“It was often said Ted would rather play ball in a lab, where fans couldn’t see," Cramer wrote. “But he never blamed fans for watching him. His hate was for those who couldn’t or wouldn’t feel with him, his effort, hiis exultation, pride, rage, or sorrow." But Cramer will be most remembered for “What it Takes," a 1,000-page, vigorously researched tome that delved into the passions, idiosyncrasies and flaws of George H.W. Bush, Bob Dole, Michael Dukakis, Joe Biden and other candidates as they fought for the presidency in 1988.
As he reported for the book, he spent time with the candidates’ family members, college roommates and sometimes even their elementary schoolteachers.
He became close with the candidates themselves and in some cases forged friendships that endured after the election. Biden later gave him tips on fixing up an old farmhouse that he purchased in Maryland, he said in a 2010 interview with Politico.
“He made no bones about the fact that he became friendly with the people he reported on," said his longtime friend Stuart Seidel, an editor at National Public Radio. “He liked Joe Biden and Bob Dole and both Bushes. He did not feel compromised by allowing himself to get close to them. He did not see himself in a confrontational reportorial role — he was telling a story."
The book begins with the elder Bush, then the vice president, throwing out the first pitch at a Houston Astros game in 1986.
“He’ll be cheered by 44,131 fans — and it’s not even a risky crowd, the kind that might get testy because oil isn’t worth a damn, Houston’s economy is down the crapper, and no one’s buying aluminum siding," he wrote. “This is a playoff crowd, a corporate-perks crowd, the kind of fellows who were transferred in a few years ago from Stamford, Conn. You know, for that new marketing thing (and were, frankly, delighted by the price of housing), a solid GOP crowd, tax-conscious, white and polite."
The book is in many ways the product of a bygone era, before quote approval and a micromanaged press corps, and when minute-by- minute coverage of a presidential campaign or anything else was a technological impossibility.
In a 2011 interview with The New York Times, Cramer described political journalists in his day as wielding real power — a contrast with now, when campaigns can seem to hold reporters at their mercy.

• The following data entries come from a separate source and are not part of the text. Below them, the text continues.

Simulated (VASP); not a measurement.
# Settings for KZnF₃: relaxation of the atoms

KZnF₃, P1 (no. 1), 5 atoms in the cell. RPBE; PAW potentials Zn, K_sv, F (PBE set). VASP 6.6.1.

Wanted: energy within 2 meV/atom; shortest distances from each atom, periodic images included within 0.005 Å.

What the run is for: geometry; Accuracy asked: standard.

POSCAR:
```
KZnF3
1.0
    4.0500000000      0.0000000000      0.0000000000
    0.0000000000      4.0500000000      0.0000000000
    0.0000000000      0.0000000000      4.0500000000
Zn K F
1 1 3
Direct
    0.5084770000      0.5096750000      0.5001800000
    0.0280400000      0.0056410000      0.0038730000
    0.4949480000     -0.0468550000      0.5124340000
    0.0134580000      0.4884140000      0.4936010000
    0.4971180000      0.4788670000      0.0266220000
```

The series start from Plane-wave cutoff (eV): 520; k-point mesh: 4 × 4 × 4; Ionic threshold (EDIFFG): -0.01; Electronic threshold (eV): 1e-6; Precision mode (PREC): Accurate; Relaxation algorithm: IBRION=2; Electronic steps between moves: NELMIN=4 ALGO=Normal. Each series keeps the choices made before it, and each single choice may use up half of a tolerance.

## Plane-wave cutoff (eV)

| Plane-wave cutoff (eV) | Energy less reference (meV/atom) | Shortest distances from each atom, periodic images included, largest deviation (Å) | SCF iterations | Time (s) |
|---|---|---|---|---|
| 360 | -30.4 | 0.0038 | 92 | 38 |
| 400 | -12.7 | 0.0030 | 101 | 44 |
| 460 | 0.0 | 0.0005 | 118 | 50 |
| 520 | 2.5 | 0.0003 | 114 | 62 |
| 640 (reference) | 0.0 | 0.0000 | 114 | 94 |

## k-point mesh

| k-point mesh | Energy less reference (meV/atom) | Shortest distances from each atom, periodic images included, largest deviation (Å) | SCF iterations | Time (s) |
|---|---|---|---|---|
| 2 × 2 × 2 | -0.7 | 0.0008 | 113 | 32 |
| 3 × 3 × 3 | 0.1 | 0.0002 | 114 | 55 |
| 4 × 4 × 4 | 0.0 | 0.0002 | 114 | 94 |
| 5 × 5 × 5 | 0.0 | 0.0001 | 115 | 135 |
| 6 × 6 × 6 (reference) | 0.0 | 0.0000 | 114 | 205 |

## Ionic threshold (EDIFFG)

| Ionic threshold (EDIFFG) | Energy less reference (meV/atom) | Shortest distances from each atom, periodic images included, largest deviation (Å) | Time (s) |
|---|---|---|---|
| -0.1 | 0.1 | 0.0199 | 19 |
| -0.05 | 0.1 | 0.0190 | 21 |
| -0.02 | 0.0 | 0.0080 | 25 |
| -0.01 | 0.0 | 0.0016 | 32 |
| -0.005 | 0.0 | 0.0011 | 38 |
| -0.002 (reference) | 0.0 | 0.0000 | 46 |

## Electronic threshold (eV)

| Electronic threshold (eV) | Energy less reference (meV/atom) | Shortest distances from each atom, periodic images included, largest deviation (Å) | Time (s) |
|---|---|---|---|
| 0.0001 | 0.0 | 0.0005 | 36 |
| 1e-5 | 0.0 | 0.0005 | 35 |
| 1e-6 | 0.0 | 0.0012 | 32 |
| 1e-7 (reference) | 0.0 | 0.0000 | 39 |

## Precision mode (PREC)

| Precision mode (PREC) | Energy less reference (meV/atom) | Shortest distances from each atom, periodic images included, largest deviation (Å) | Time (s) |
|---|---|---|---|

“Even if you had the wherewithal to embarrass a reporter, there was no mechanism to do it," Cramer. “And in most cases, you might as well save your breath because the reporter had no shame anyway."
The book received poor reviews, and sales were initially poor. Fellow journalists were also slow to see its value. Disappointed, Cramer never again wrote as prodigiously about politics. Rather, he turned his attention to other interests. He wrote a biography about Joe DiMaggio and returned to the Middle East for a book about the Israeli-Palestinian conflict.
Cramer lived in Chestertown, Md., with his wife, Joan Cramer, who survives him. He was previously married to Carolyn White, with whom he had a daughter, Ruby Cramer, who also survives him.